The atmosphere that has existed among university students and the police, more so public universities in Kenya has been one of mistrust. Whenever students see the police, especially on the Kenyan streets, some become agitated more so when students are disgruntled . There have been reported cases of police using excessive force to quell riots in universities. Examples of this include violence against students at Jomo Kenyatta University of Agriculture and Technology in Juja, other examples include the 2016 Student Organization of University of Nairobi (SONU) elections where it was reported that students were brutally attacked and their property damaged by police officers as well as the gunning down of Meru University student leader Evans Njoroge who was protesting against increment of school fees
It is against this backdrop that Haki Nawiri Afrika with support from Rosa Luxemburg Stiftung –Regional Office for Eastern Africa through its Shrinking Civic Spaces in Institutions of Higher Learning project seeks to expand the civic space among university students by focusing on human rights and basic legal awareness. The project aims to enhance the capacity of university students to demand and defend their rights, strengthen responsiveness on issues affecting students in institutions of higher learning, enhance university students’ capacities to access justice and lastly to build the capacity of university students to solve community’s problems.

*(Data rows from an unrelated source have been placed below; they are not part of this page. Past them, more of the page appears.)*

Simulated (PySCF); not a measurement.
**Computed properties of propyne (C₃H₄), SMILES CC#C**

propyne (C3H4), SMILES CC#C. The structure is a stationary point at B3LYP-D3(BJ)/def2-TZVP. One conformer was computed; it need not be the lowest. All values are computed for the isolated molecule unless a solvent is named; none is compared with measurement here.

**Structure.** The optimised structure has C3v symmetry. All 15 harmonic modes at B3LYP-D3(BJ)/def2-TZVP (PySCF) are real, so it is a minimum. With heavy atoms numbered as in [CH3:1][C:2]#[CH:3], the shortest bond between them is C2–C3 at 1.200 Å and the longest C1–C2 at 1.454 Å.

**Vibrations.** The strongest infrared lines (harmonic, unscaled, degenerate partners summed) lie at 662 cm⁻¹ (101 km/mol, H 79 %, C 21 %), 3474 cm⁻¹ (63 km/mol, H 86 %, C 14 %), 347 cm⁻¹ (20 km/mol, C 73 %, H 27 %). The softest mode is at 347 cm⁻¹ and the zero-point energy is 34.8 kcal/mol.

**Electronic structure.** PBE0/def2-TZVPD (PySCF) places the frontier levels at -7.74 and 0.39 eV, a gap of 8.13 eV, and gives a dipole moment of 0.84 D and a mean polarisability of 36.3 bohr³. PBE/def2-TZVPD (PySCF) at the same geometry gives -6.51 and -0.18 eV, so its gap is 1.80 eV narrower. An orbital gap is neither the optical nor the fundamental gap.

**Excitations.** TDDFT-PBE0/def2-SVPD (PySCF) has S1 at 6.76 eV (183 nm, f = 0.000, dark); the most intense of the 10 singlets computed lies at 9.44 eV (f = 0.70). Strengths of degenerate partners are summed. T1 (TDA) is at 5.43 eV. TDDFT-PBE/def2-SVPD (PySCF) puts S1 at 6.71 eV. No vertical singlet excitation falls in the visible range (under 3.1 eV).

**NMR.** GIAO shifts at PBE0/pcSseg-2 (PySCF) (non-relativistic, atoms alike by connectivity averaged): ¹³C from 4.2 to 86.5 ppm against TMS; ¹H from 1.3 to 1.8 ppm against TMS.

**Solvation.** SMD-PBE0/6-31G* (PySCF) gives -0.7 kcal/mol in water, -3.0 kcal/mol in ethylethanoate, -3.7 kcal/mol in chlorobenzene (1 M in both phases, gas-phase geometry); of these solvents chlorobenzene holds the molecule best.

Through the project students from Kenyatta University , Catholic University of Eastern Africa, University of Nairobi,Multi Media University, Masinde Muliro University and Zetec University have been trained on human rights. In addition to the above-mentioned universities, students from Daystar and community members from the social justice centres such as Mathare Social Justice Centre, Dandora Social Justice Centre and Kiambiu Social Justice and Information Network (KIJIN) have been trained on basic law. Being trained on basic law helps demystify the law, enable understanding of rights in the context of an accused person and an arrested person. These trainings also help students and community members understand how the justice system works. Additionally the existence of reservoirs of legal information is another plus. Platforms such as Namati’s Legal Empowerment Network provide a depository of information on legal issues that is easily accessible and can be used by the students and other human rights defenders in their day-to-day roles as social justice activists.
Another platform being utilised to bring justice closer to students is organising police-student dialogues where students interact with the police, share their experiences on encounters with the police (both the good and the bad) and police officers get to explain the justice process. Top on these dialogues is often the question of use of force. During these dialogues, students get to ask police officers questions and raise concerns about rights and justice.
These dialogues have been well received by both students and police officers as avenues for mending relations and at the same time creating an enabling environment for meaningful relations.
As recipients of human rights education ,paralegal training and participating in student-police dialogues, the students have had this to say about their experiences:
“ I was able to learn a lot about the law and how it works, I better understood Criminal Law especially the rights of an arrested person “ –Sefu Sani, student, Multi Media University and member of the World March of Women
Silence in the face of injustice amounts to the betrayal of the victims of injustices and their struggle to annihilate the oppressor. Silence robs us of our sovereignty, dignity and humanity –Mercy Mbatia, law student, University of Nairobi
“ I never knew I could sit with a police officer and discuss issues- Daniel Wanyama, student , Kenyatta University
“ In regards to paralegal training, the roles played by a paralegal are important and I encourage more forums, in that this helps break down law within the community, justice sectors including prisons, police stations and courts .It is important as they help step in during violations of rights or in attempted violation of rights-Brian Odhiambo, student, Kenya School of Law
Addressing shrinking civic spaces in institutions of higher learning is a model that can and should be adopted in many universities across Africa and the world at large, in so doing, given the presence of large populations in universities, the law ceases to be a preserve of the few but becomes democratised.